Cloud Tasks

6. Scaling

  • A high-TPS queue is a queue that has 500 created or dispatched tasks per second (TPS) or more. 
  • A high-TPS queue group is a contiguous set of queues, for example [queue0001, queue0002, …, queue0099], that have at least 2000 tasks created or dispatched in total. 
  • The historical TPS of a queue or group of queues are viewable using the metrics, api/request_count for “CreateTask” operations and queue/task_attempt_count for task attempts. 
  • High-traffic queues and queue groups are prone to two different broad classes of failures: Queue overload, Target overload
  • Queue overload occurs when task creation and dispatch to an individual queue or queue group increases faster than the queue infrastructure is able to adapt.
  • Target overload occurs when the rate at which tasks are being dispatched causes traffic spikes in the downstream target infrastructure. 
  • In both cases, Google recommends following a 500/50/5 pattern: when scaling beyond 500 TPS, increase traffic by no more than 50% every 5 minutes. 
  • Google does not recommend a queue with more than 1000 TPS (creates plus dispatches) as it will produce higher delivery latency than normal.
  • Queues or queue groups can become overloaded any time traffic increases suddenly and experience increased task creation latency, task creation error rate, and reduced dispatch rate.
  • To defend against this, establish controls in any situation where the create or dispatch rate of a queue or queue group can spike suddenly. 
  • Google recommends a maximum of 500 operations per second to a cold queue or queue group, then increasing traffic by 50% every 5 minutes. 
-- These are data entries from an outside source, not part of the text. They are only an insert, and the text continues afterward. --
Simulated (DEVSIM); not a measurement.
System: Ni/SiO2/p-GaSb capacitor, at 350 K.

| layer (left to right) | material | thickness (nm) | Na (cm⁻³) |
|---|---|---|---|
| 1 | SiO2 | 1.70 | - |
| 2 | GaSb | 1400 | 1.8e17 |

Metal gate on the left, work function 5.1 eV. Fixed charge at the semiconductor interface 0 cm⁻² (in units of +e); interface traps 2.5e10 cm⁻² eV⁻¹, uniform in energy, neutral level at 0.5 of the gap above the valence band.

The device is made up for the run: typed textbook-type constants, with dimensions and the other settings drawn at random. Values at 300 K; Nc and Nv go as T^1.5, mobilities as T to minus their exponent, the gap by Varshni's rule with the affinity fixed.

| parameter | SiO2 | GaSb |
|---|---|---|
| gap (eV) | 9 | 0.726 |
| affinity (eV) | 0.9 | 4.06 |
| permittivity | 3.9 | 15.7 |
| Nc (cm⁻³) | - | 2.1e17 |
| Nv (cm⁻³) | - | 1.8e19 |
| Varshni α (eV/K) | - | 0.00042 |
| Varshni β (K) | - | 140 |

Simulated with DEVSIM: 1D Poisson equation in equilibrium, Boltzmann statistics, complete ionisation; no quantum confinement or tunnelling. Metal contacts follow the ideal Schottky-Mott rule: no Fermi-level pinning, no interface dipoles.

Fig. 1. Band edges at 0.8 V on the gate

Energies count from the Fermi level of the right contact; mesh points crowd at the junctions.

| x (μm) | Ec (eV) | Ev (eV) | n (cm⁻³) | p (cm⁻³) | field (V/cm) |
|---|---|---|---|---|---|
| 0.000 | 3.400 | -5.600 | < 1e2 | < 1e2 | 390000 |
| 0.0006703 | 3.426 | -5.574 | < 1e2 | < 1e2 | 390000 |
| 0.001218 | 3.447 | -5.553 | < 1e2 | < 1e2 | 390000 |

  • In theory, traffic can grow to 740K operations per second after 90 minutes using this ramp up schedule. 
  • If tasks are created by an App Engine app, leverage App Engine traffic splitting to smooth traffic increases. 
  • By splitting traffic between versions, requests that need to be rate-managed can be spun up over time to protect queue health. 
  • When launching a release that significantly increases traffic to a queue or queue group, gradual rollout is, again, an important mechanism for smoothing the increases.
  • Gradually roll out instances such that the initial launch does not exceed 500 total operations to the new queues, increasing by no more than 50% every 5 minutes.
  • Newly created queues are especially vulnerable. 
  • Groups of queues, for example [queue0000, queue0001, …, queue0199], are just as sensitive as single queues during the initial rollout stages. 
  • For these queues, gradual rollout is an important strategy. 
  • Launch new or updated services, which create high-TPS queues or queue groups, in stages such that initial load is below 500 TPS and increases of 50% or less are staged 5 minutes or more apart.
  • When increasing the total capacity of a queue group, for example expanding [queue0000-queue0199 to queue0000-queue0399], follow the 500/50/5 pattern. 
  • It is important to note that, for rollout procedures, new queue groups behave no differently than individual queues. 
  • Apply the 500/50/5 pattern to the new group as a whole, not just to individual queues within the group. 
  • For these queues group expansions, gradual rollout is again an important strategy.
  •  If the source of traffic is App Engine, use traffic splitting. 
  • When migrating service to add tasks to the increased number of queues, gradually roll out instances such that the initial launch does not exceed 500 total operations to the new queues, increasing by no more than 50% every 5 minutes.
  • An existing queue group may be expanded because tasks are expected to be added to the queue group faster than the group can dispatch them
  •  If the names of the new queues are spread out evenly among existing queue names when sorted lexicographically, then traffic can be sent immediately to those queues as long as there are no more than 50% new interleaved queues and the traffic to each queue is less than 500 TPS. 
  • This method is an alternative to using traffic splitting and gradual rollout.
  • When a large number of tasks, for example millions or billions, need to be added, a double-injection pattern can be useful.
  • Instead of creating tasks from a single job, use an injector queue. 
  • Each task added to the injector queue fans out and adds 100 tasks to the desired queue or queue group.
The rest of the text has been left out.